He looked like his old self in an excellent end of season spell while on loan at Bayern Munich in 2019-20, scoring twice in the Champions League quarterfinal trouncing of, ironically, Barcelona, and came on as a late substitute in the final to claim a winner’s medal. However, he hardly gets a chance under coach Ronaldo Koeman now, often behind promising La Masia products in the pecking order.
The transfer: Leroy Sane to Bayern Munich (€45m), July 2020
Others to consider: Carlos Tevez to Juventus (€9m, 2013)
The winger’s move from the Etihad to Bayern Munich is arguably the sole example of Manchester City losing a player they’d rather have kept since the club was taken over by their UAE owners. Sane joined Manchester City from Schalke 04 in the summer of 2016 as one of the most promising wide attackers in European football. Already a full Germany international, the then-20-year-old enjoyed a fine debut season at the Etihad — often given the confidence by Pep Guardiola to occupy his favourite left-wing position from the start. In subsequent seasons, Sane played his part in the club’s back-to-back Premier League title wins, was voted the PFA’s Young Player of the Year in 2017-18 and frequently impressed in big fixtures, both domestically and in the Champions League.

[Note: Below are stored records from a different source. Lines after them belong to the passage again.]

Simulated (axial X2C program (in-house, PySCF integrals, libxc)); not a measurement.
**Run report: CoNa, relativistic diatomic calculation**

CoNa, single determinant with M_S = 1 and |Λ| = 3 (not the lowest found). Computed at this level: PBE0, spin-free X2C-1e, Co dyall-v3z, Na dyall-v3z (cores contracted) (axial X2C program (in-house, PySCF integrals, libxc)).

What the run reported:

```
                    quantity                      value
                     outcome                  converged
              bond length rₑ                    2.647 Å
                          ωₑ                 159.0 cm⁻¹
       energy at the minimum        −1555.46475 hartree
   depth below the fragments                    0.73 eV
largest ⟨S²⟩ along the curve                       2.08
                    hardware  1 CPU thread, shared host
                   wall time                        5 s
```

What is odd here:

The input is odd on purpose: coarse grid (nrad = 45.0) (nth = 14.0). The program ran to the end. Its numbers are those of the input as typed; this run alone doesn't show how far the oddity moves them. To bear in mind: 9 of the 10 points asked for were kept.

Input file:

Despite performing well for City, Sane was regularly linked to Bayern towards the end of the 2018-19 season and a deal was reportedly close to being struck between the clubs in the days leading up to the 2019 Community Shield final. In a moment of bad luck, Sane tore his ACL after just 10 minutes of that game and was ruled out for almost a year, making his comeback in June 2020 in a home match against Burnley. A few weeks later he finally made his €45m move back to the Bundesliga.
Did the transfer pan out for the player? Sane had a stop-start first season with Bayern, perhaps not unsurprisingly given it was his first after serious injury. Often criticised for limited defensive input and lack of attacking energy during the last campaign, the 25-year-old has looked back to his best under new coach Julian Nagelsmann — opening the scoring with an excellent free-kick in the 7-0 drubbing of Bochum last weekend.
Shaka Hislop and Craig Burley discuss Cristiano Ronaldo’s fast start back at Manchester United, with four goals in three matches.
The transfer: Cristiano Ronaldo to Real Madrid (€94m), July 2009
Others to consider: David Beckham to Real Madrid (€37.5m, 2003)
One of the few genuine world stars in the game who have made the move between two giant clubs with comparable ambitions while still being in his prime. Cristiano Ronaldo left United following years of links with Real Madrid, whose long and public chase for the Portugal international caused the Premier League club to launch a complaint with FIFA — whose president, Sepp Blatter, also got involved by labelling their failure to let the player have his way as “modern slavery.”
Then only 24, the forward was already a star at Old Trafford, having made the €19m move from Sporting Lisbon as a raw teenager with bags of physical and technical potential in 2003. Not only was his spectacular individual style of football comparable to United legends Ryan Giggs and George Best but he helped the club to win three Premier League titles as well as a Champions League trophy.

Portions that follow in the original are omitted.